One of the core functionalities in Outbrain’s solution is our crawling system.
The crawler fetches web pages (e.g. articles), and index them in our database.
The crawlers can be divided into several high-level steps:
- Fetch – download the page
- Resolve – identify the page context (e.g. what is the domain?)
- Extract – try to extract features out of the HTML – like title, image, description, content etc.
- NLP – run NLP algorithms using the extracted features, in order to classify and categorize the page.
- Save – store to the DB.
The old implementation
The crawler module was one of the first modules that the first Outbrainers had to implement, back in Outbrain’s small-start-up days 6-7 years ago.
In January 2015 we have decided that it was time to sunset the old crawlers, and rewrite everything from scratch. The main motivations for this decision were:
- Crawlers were implemented as a long monolith, without clear steps (OOP as opposed to FP).
- Crawlers were implemented as a library that was used in many different services, according to the use-case. Each change forced us to build and check all services.
- Technologies are not up-to-date anymore (Jetty vs. Netty, sync vs. async development etc.).
The new implementation
When designing the new architecture of our crawlers, we tried to follow the following ideas:
- Simple step-by-step (workflow) architecture, simplifying the flow as much as possible.
- Split complex logic to micro-services for easier scale and debug.
- Use async flows with queues when possible, to control bursts better.

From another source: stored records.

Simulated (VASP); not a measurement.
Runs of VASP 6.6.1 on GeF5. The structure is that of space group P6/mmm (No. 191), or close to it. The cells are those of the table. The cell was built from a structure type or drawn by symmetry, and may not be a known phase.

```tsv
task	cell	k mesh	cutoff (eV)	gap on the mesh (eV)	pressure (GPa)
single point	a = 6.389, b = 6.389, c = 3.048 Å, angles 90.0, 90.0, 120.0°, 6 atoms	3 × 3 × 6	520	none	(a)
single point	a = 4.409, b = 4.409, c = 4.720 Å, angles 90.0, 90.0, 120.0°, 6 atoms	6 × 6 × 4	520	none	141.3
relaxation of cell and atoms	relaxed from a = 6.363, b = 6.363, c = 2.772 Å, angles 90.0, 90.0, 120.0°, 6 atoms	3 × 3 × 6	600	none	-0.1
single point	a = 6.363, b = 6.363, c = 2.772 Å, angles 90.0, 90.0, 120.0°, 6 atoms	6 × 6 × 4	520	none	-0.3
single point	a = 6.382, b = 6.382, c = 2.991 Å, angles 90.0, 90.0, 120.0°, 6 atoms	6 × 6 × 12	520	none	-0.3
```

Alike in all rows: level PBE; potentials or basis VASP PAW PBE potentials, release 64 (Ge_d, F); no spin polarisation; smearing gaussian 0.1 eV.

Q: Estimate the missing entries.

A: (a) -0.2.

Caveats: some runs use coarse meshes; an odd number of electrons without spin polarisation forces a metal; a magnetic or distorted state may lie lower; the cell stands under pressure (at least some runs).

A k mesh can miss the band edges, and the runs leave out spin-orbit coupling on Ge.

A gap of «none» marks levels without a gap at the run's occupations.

- Use newer technologies like Netty and Kafka.
Our first decision was to split the main flow into 3 services. Since the crawler flow, like many others, is basically an ETL (Extract, Transform & Load) – we have decided to split the main flow into 3 different services:
- Extract – fetch the HTML and resolve the domain.
- Transform – take features out of the HTML (title, images, content…) + run NLP algorithms.
- Load – save to the DB.
The implementation of those services is based on “workflow” ideas. We created interface to implement a step, and each service contains several steps, each step doing a single and simple calculation. For example, some of the steps in the “Transform” service are:
In addition, we have implemented a class called Router – that is injected with all the steps it needs to run, and is in charge of running them one after the other, reporting errors and skipping unnecessary steps (for example, no need to run categorization when content extraction failed).
Furthermore, every logic that was a bit complex was extracted out of those services to a dedicated micro-service. For example, the fetch part (download the page from the web) was extracted to a different micro-service. This helped us encapsulate fallback logic (between different http clients) and some other related logics we had outside of the main flow. This is also very helpful when we want to debug – we just make an API call to that service to get the same result the main flow gets.
We modeled each piece of data we extracted out of the page into features, so each page would eventually translated into a list of features:
- Publish Date
The data flow in those services was very simple. Each step got all the features that were created up to its run, and added (if needed) one or more features to its output. That way the features list (starting with only URL) got “inflated” going over all the steps, reaching the “Load” part with all the features we need to save.
One of the most painful parts of such rewrites is the migration. Since this is a very important core-functionality in Outbrain, we could not just change it and cross fingers that everything is OK. In addition, it took several months to build this new flow, and we wanted to test as we go – in production – and not wait until we are done.
The main concept for the migration was to create this new flow side by side with the old flow, having them both run in the same time in production, allowing us to test the new flow without harming production.
The main steps of the migration were:
- Create the new services and start implementing some of the functionality. Do not save anything in the end.
- Start calls from the old-flow to the new one, a-synchronically, passing all features that the old flow calculated.
- Each step in the new flow that we implement can compare its results to the old-flow results, and report when the results are different.
- Implement the “save” part – but do it only for a small part of the pages – control it by a setting.
- Evaluate the new-flow using the comparison done between the old and new flows results.
- Gradually enable the new-flow for more and more pages – monitoring the effect in production.
- Once feeling comfortable enough, remove the old-flow and run everything only in the new-flow.
The approach can be described as “TDD” in production. We have created a skeleton for the new-flow and started streaming the crawls into it, while actually it does almost nothing. We have started writing the functionality – each one tested, in production, compared to the old-flow. Once all steps were done and tested, we have replaced the old-flow by the new one.
Where we are now
As of December 20th 2016 we are running only the new flow for 100% of the traffic.
The changes we already see:
- Throughput/Scale: we have increased the throughput (#crawls per minute) from 2K to ~15K.
- Simplicity: time to add new features or solve bugs decreased dramatically. There is no good KPI here but most bugs are solved in 1-2 hours, including production integration.
- Less production issues: it is easier for the QA to understand and even debug the flow (using calls to the micro services) – so some of the issues are eliminated even be getting to developers.
- Bursts handling: due to the queues architecture we endure bursts much better. It also allows simple recovery after one of the services is down (maintenance for example).
- Better auditing: thanks to the workflow architecture, it was very easy to add audit message using our ELK infrastructure (Elastic search, Log-stash, Kibana). The crawling flow today reports the outcome (and issues) of every step it does, allowing us, the QA, and even the field guys to understand the crawl in details without the need of a developer.